Synonyms and Related Words

Databases search for the exact word(s) you type into the search boxes.  If authors use a different word to describe the concept, you won’t see those articles in your results. That is why it is important to know synonyms for your concepts.

  • Ask yourself, "What other words could the author use to describe this concept?
  • Be careful with phrases. If you search with a phrase, think of alternative ways to describe the phrase and search with that as well.
  • Create a master list of alternative terms for your concepts.  Include: synonyms, antonyms, spelling variations, brand names, singular and plural forms of words, broad/narrow terms
  • Spell out abbreviations
  • Avoid words that imply relationships (compare, contrast, causation) or imply judgement (best/worst, pro/con, advantages/disadvantages)

Pick databases that matches the subject matter of your chosen topic.

  • Databases can be multidisciplinary, or they can specialize in specific subject areas. There are nursing databases, education databases, psychology databases, etc.
  • Search more than one database for a comprehensive search on a topic. Although there may be some overlap, each database contains different journals and provides different results.

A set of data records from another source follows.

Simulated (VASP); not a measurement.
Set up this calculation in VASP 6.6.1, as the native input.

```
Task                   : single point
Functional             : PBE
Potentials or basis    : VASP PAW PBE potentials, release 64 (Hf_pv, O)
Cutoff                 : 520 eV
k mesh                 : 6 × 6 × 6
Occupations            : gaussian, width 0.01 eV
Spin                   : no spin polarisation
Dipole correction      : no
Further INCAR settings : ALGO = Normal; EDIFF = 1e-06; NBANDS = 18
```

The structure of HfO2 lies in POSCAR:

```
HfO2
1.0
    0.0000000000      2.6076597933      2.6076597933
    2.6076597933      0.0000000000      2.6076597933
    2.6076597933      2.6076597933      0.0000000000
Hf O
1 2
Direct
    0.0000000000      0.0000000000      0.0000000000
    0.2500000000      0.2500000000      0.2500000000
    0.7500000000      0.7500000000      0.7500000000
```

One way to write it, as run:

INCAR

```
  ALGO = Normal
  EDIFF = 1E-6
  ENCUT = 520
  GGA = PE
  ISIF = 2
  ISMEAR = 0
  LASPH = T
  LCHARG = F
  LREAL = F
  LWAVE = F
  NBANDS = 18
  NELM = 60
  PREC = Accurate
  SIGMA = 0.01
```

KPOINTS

How you connect your search terms together can change the outcome of your search. 

  • A database needs instruction--tell it what to do! 
  • Databases use the Boolean Operators AND, OR, NOT to combine search terms.
  • Most databases automatically use AND.  This only retrieves articles that contain all of the keywords. 


Librarians are also great resources to ask if you are stuck on which database to search for your topic!

Explore the database and see what's there.

Remember, your initial searches are a guess about how the author has described the topic in the title and abstract. You are trying to match your keywords to their words. 

1. Run some exploratory searches in the database using different keywords from your list.

2. Browse your search results.

3. Look for relevant articles.

4. Look for subject headings.  Most databases assign subject headings for each article. These indicate the main topics of the article. If there is an appropriate subject heading for one of your concepts use it to search.

5. Revise, Revise, Revise. Initial searches can often be improved. Evaluate your results and then search again using alternative keywords or appropriate subject headings found in your initial results.


Setting Up the Search:

1. As a general rule, start with broad searches. Cast a wide net and explore your results. After you have determined the best keywords/subject headings, start to limit your search.

  • Start with only 2 of your concepts. Prioritize your concepts and begin with the two most important concepts.
  • Don't use any limiters initially (date restrictions, peer-reviewed, etc.)

2. Most databases have multiple search boxes near the top of the page.

  • Enter each of your core concepts separately.
  • If there are no individual search boxes, look for the Advanced Search option.